Canada woodworkers set example
{editorial} 
 
The strike by 12,000 members of the Industrial Allied and Woodworkers Union (IWA) on the coast of British Columbia, now joined by more than 2,000 hotel workers in the Vancouver area fighting for a contract, deserve support from workers and farmers everywhere.

Their example of united action and resistance to the bosses' profit drive shows the way forward for all working people--in Canada, the United States, and elsewhere.

The British Columbia Federation of Labor has called on unionists to refuse to handle logs from the struck companies, which include Weyerhaeuser, International Forest Products, and other forestry giants.

The woodworkers are standing up to job conditions and employer demands that will sound very familiar to many workers. The bosses want to be free to impose "flexible" schedules--that would mean changing work schedules at will, job losses, and eliminating overtime pay.

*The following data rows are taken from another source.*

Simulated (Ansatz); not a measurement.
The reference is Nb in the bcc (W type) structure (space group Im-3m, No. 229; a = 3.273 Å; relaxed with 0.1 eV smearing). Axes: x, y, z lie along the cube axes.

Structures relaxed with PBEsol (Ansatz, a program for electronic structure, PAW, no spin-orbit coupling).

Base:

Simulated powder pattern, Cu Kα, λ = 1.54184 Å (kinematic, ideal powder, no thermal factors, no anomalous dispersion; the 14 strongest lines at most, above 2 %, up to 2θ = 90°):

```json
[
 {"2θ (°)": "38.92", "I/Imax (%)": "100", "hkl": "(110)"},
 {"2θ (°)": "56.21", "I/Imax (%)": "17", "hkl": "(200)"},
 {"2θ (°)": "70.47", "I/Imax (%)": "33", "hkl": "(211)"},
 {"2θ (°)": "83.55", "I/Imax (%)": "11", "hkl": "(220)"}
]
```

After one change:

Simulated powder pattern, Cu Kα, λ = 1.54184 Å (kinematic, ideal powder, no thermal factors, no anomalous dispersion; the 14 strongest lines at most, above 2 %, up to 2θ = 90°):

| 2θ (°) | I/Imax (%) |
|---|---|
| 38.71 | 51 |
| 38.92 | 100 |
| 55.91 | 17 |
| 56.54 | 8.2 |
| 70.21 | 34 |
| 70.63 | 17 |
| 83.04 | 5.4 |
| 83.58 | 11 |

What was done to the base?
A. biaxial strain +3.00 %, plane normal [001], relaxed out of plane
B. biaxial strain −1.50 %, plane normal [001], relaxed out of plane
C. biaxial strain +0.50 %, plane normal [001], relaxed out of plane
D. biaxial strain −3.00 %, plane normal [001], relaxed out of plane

Other concessions include attacks on vacation rights and pension cutbacks. Throughout North America, employers have been driving to speed up production and stretch the workday to the max, while slashing pensions, health-care coverage, and other social gains.

The forestry companies, big-business media, and capitalist politicians are waging a propaganda campaign to try to convince other workers that we have common interests with the bosses and that "our" forest industry is in trouble with a market glut, limited access to the U.S. market, a slowdown in the Japanese market, and "high labor costs."

This is a lie. We, working people, have no interests in common with them, the employers. The only way to defend our interests as workers is to reject the bosses' framework and fight for what our class needs, both at home and across national borders. This is what the striking IWA members are demonstrating by standing up to the lumber, paper, and pulp bosses.

The forestry strike coincides with other working-class battles in that region. Members of the Hotel, Restaurant, and Culinary Employees and Bartenders Union have set up picket lines at seven major hotels in the Vancouver area. Thousands of Vancouver area city workers organized by the Canadian Union of Public Employees are discussing strike action.

And, taking a stand for human dignity, 150 Chinese immigrants who have been imprisoned since they arrived in Canada one year ago, have revolted and occupied a prison in northern British Columbia to protest inhuman conditions and the threat of deportation by the Canadian authorities.

These fights reinforce each other. They create openings for workers to join forces, learn from each others' struggles, and reach out to broader numbers of working people.

This includes militant workers in the United States--from meat packers fighting for a union in the Midwest, to striking coal miners in the West, to Mexican-born workers opposing attacks by the immigration cops.

Support the striking forestry workers and hotel workers! Stop the deportations of Chinese immigrants--release them from prison now!